Sunday, July 29, 2007

Difficult topic

Saw this post http://aspecialfamily.blogspot.com/ on a friend's blog, and thought it was an excellent one regarding "Disruption." Not a popular topic among pre-adoptive parents. "We'd never disrupt our adoption..." but nevertheless, It Happens. I personally know of a handful of families who actually HAVE disrupted their adoptions, and it is not a pretty sight.

Since Ukie adoptions are usually for "older kids" and truthfully, most of those "older kids" have endured some degree of abuse - if not at the hands of their birth family, then perhaps at the orphanage where other children or "care-givers" have been abusive, I think this topic is way under-discussed in Ukrainian adoption circles, and potential problems of adopting older kids unaddressed in pre-adoption support groups. I know in my own adoption group the potential problems for artificial twinning are practically scoffed at. -It has worked beautifully for many families and those families are rather vocal about how dumb it is to be worried about. Well, uh, I do know of at least One family that adopted out of birth order, and that son was horribly abusive to their younger child. They disrupted that adoption for safety reasons.

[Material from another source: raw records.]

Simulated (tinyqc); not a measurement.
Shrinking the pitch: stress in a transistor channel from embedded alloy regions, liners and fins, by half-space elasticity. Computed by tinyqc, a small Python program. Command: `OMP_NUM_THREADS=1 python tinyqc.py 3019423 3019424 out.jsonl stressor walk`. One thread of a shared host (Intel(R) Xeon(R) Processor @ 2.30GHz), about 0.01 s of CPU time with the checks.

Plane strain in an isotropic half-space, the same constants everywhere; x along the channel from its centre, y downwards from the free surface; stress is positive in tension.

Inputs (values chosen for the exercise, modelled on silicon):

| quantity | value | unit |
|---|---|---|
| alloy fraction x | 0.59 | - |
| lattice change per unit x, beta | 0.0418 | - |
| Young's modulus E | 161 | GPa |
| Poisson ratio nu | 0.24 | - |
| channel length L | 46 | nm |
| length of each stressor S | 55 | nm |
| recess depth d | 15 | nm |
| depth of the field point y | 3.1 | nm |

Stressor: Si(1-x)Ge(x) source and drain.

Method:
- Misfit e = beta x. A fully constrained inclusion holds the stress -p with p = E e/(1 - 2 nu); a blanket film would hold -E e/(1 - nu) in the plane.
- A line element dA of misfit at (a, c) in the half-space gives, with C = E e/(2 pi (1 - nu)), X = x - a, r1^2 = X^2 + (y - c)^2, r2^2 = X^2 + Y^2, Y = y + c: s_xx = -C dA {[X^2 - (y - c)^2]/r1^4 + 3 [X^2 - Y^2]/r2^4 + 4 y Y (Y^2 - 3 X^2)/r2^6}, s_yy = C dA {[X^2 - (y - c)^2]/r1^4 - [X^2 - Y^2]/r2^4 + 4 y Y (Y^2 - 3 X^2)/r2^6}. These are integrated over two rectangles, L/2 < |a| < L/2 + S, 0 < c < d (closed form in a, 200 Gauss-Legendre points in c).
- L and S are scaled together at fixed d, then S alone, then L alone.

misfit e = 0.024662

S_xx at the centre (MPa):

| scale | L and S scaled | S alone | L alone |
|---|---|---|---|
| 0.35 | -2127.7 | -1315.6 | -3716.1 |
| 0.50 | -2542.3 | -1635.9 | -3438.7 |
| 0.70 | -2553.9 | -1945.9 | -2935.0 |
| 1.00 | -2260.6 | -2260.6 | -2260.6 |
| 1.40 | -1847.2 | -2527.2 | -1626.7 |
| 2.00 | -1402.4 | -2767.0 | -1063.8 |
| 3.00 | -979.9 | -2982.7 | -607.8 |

I myself have a hard time talking about this because well, adopting our three at once who were all "older kids" - and who even have abuse in their backgrounds - has worked out just fine for us. I consider myself an advocate for adopting older kiddos, but I hate that this topic doesn't get more attention because, well, it happens...

1 comment:

Calico Sky said...

Shelly, you are amazing. I look at your family and see nothing but wonderful happyness. But I know that you and John were very strong, child centered and focused. Not a lot of people would of even set out to do what you did. You are also a realist and had faith which helped.
Since I wrote that post, I have had email after email about the number of disruptions people have had. A lot of that (in my humble opinion) is people unprepared. One family told me about a little girl in their China travel group, they came home and about a year later found out she had severe hearing loss. They disrupted! The child didn't fit in with what they wanted...very sad. But then there are people who go in eyes wide open (like yourselves) and you get through it. I hope that I am one of those, like yourself. Eyes wide open, reading everything I can, talking and having faith. But even at this stage, I think too many people get in way over their head.
My social worker said the BIGGEST risk is people who virtual twin. I know several who have, and even though they didn't disrupt, they admit they wanted to...
Getting realistic expectations is vital. I hope (and plan) to adopt older children, I fostered older children and I Know in the depths of my heart, that most adoptive parents can't do it. I know of two families who were told no to older children from Ukraine from a social worker as she didn't feel they were prepared etc and do you know what they did? Got another social worker, roll on two years, both have disrupted. (this is in the US)
I pray for the older orphans waiting each and every day, sometimes 10 times a day. But I also pray that the right families come forward that hae support, realistic expectations and faith to get them through. I also pray they find mentors like you!
OK, I am away for 2 days but I must email you as I have some very very exciting news!